High time India changed its penal code: Lord Lester

“Section 295-A against the spirit of freedom of expression”

February 09, 2011 01:46 am | Updated November 17, 2021 03:45 am IST - HYDERABAD

U.K. barrister Lord Lester with the former Attorney-General of India, Soli Sorabjee, at the 17th Commonwealth Law Conference in Hyderabad onTuesday. Photo: Mohammed Yousuf

U.K. barrister Lord Lester with the former Attorney-General of India, Soli Sorabjee, at the 17th Commonwealth Law Conference in Hyderabad onTuesday. Photo: Mohammed Yousuf

Lord Anthony Lester of Herne Hill QC (UK) said on Tuesday that it was high time India changed its penal code as it did not have many safeguards to freedom of speech and expression.

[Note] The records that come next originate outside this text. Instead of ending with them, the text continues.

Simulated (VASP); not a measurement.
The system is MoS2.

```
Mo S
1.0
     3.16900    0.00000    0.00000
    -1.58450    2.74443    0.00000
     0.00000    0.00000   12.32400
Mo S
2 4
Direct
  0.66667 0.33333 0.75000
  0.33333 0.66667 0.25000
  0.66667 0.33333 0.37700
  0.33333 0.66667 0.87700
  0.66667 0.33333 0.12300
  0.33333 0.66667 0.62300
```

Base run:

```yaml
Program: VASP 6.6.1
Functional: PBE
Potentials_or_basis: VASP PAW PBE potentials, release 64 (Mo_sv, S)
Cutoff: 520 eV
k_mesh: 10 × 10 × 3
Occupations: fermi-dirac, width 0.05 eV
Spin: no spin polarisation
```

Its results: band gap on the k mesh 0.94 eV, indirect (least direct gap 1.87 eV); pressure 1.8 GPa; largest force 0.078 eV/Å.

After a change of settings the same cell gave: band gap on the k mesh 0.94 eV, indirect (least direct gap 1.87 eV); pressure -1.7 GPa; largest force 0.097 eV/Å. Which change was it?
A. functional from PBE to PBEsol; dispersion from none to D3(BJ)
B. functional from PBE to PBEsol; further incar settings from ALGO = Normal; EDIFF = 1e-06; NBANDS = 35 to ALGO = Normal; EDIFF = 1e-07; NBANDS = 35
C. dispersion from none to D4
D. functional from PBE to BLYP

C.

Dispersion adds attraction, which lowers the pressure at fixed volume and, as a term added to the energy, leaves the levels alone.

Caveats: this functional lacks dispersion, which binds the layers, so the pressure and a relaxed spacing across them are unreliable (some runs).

Section 295-A of the Indian Penal Code (deliberate and malicious acts intended to outrage religious feelings of any class by insulting its religion or religious beliefs) had been spreading religious hatred as it was against the spirit of the freedom of expression, Lord Lester said in his keynote address on “Multiculturalism and Free Speech” on the fourth day of the Commonwealth Law Conference here.

Further, he felt amendments in similar laws in Pakistan and Bangladesh were needed as the IPC that governed the entire sub-continent was enacted by the British to suit their needs.

“More appropriate, liberal and open laws are the need of the day to encourage multiculturalism and free speech in a diverse country like India”, Mr. Lester said.

He argued that the IPC embodied some relics of English medieval ecclesiastical law and of the Court of the Star Chamber. The adverse impact of some of the code's provisions on freedom of expression was of no concern to the British rulers of pre-independence India, he pointed out.

Multiculturalism had been a subject of considerable and often heated debate in the U.K. in recent years. What was once praised as tolerant practice had come to mean excessive deference to inhuman, degrading and discriminatory practices within Britain's new ethnic and religious minorities, threatening social cohesion and equal citizenship, he noted.

“We live in an age in which even satire [referring ‘Satanic Verses' of Salman Rushdie] about religion is hazardous,” Lord Lester said and characterised cultural diversity as a “rubber and elusive concept” which had proved to be problematic all along.

The relevant principles of international human rights law and freedom of expression were easy to state and difficult to apply and there were few open and plural societies across the Commonwealth and beyond where the basic principles were applied in practice, he observed.

He narrated a number of instances in the U.K., Pakistan and India where some individuals were punished heavily due to blasphemy laws.

He, however, admitted that verbal attacks on religious beliefs were very high across the world. He stressed the need to recognise freedom of expression as the universal human rights.

The session was chaired by eminent jurist Soli Sorabjee. He said the subject of multiculturalism had been a matter of intense debate in the recent past.